What now for Ken Stafford?
What Next for Ken Stafford?
To find out, we snuck into the smoldering ruins of Paulie’s former tent and borrowed a small cracked crystal ball we found on the floor. Conjuring up the spirits, we chant “by power of Mark Burnett and all that is holy…please spirits, show us what awaits Ken!”
BANG! And a cloud of smoke…
At first I thought the spirits had responded in an impressive Technicolor display…but alas, it was only Paulie’s mini-fridge in the corner. It seems that the earlier fires had affected his electrical wiring, and the fridge had exploded, spilling the contents all over the charred floor.
Wow… we were surprised to find out that someone still drank Tab….
Focus dammit! We’ve got a job to do here, and it will not be long before someone hijacks this story with a Sup! Sup! Time to get to work…we stare into the depths of the crystal ball…
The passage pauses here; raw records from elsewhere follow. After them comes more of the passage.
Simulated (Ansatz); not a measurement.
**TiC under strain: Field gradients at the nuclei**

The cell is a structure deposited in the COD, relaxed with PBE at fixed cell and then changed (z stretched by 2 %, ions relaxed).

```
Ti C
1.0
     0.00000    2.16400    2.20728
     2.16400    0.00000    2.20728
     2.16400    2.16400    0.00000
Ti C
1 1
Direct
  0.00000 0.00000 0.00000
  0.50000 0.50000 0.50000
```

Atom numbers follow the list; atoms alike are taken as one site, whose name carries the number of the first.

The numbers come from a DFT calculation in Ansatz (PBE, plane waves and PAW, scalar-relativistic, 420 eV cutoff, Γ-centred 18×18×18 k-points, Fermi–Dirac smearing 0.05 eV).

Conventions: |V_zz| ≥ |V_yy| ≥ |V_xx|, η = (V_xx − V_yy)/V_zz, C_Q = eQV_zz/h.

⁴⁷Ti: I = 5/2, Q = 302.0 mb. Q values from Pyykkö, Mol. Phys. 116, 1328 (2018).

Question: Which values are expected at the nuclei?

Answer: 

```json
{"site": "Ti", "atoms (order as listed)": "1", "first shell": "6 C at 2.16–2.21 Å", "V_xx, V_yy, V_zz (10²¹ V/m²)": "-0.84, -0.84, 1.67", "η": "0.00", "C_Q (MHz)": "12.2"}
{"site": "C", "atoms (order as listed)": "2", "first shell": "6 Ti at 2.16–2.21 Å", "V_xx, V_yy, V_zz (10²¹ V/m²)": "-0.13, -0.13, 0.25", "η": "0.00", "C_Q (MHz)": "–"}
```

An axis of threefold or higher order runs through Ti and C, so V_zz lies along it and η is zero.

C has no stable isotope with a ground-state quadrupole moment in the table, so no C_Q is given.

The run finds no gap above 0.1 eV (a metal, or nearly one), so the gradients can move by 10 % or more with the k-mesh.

Going forward 50 years into the future…I can see some kind of television looking contraption, but it is a 3-D hologram. It is difficult to make out the picture…hmmm…wipe some of the soot off of the crystal ball…there, that’s better. It’s a TV show…we settle down on our Erin sized sitting pillows and begin to watch.
(There is a diminutive man sitting in what would pass for a den, we recognize that face…so that is how Gary Coleman finds work in the future!)
Hello, and welcome to Biography on A&E 5…
Today we look at the life of a true American renaissance man, Ken Stafford.
Ken had led a normal and quiet life for someone who claimed to enjoy Greco-Roman wrestling, tulips, and actually owned animals named Bubba and Thumper. He worked for the New York City Police Department, but, 30 year old Ken’s life took a turn for the dramatic when he was selected out of thousands of applicants to be on Survivor 5 – Thailand.
Yes, back in those days, before Mark Burnett overthrew the UN and took over control of our everyday needs, citizens used to actually have to apply for the privilege of serving as your nation’s entertainment. It’s not like today where you simply get swept up off the streets at random in the dark of night. On the other hand, losing the game in those days simply meant being subject to ridicule (or more derision than the winner even), and not the instantaneous executions that we enjoy so well today.
In any case, Ken lost the game and joined the jury as the first person voted off, post merge. Many speculated that Ken’s single days would end shortly thereafter, as he and the now infamous Erin Collins shared several days together at the losers lodge and Erin had indicated that she was good friends with him. Besides, Erin reportedly had many banana-like qualities, and Ken was normally attracted to that.
Surprisingly, those who speculated that Ken would find love with Erin were wrong. For Ken’s love was not to be found on an archipelago riddled with dead bat burial grounds, no, he found it instead on a sidewalk just outside of the CBS studios in Manhattan.
That crisp November morning began innocently enough for Ken, he didn’t expect to find the love of his life that day, but the fickle hand of fate tapped him on the shoulder… there! On the sidewalk, holding a bright yellow neon sign that said, “Ken! Will you marry me?” was a vision of a woman the likes of which he had never seen. She looked like Julia Stiles…only better!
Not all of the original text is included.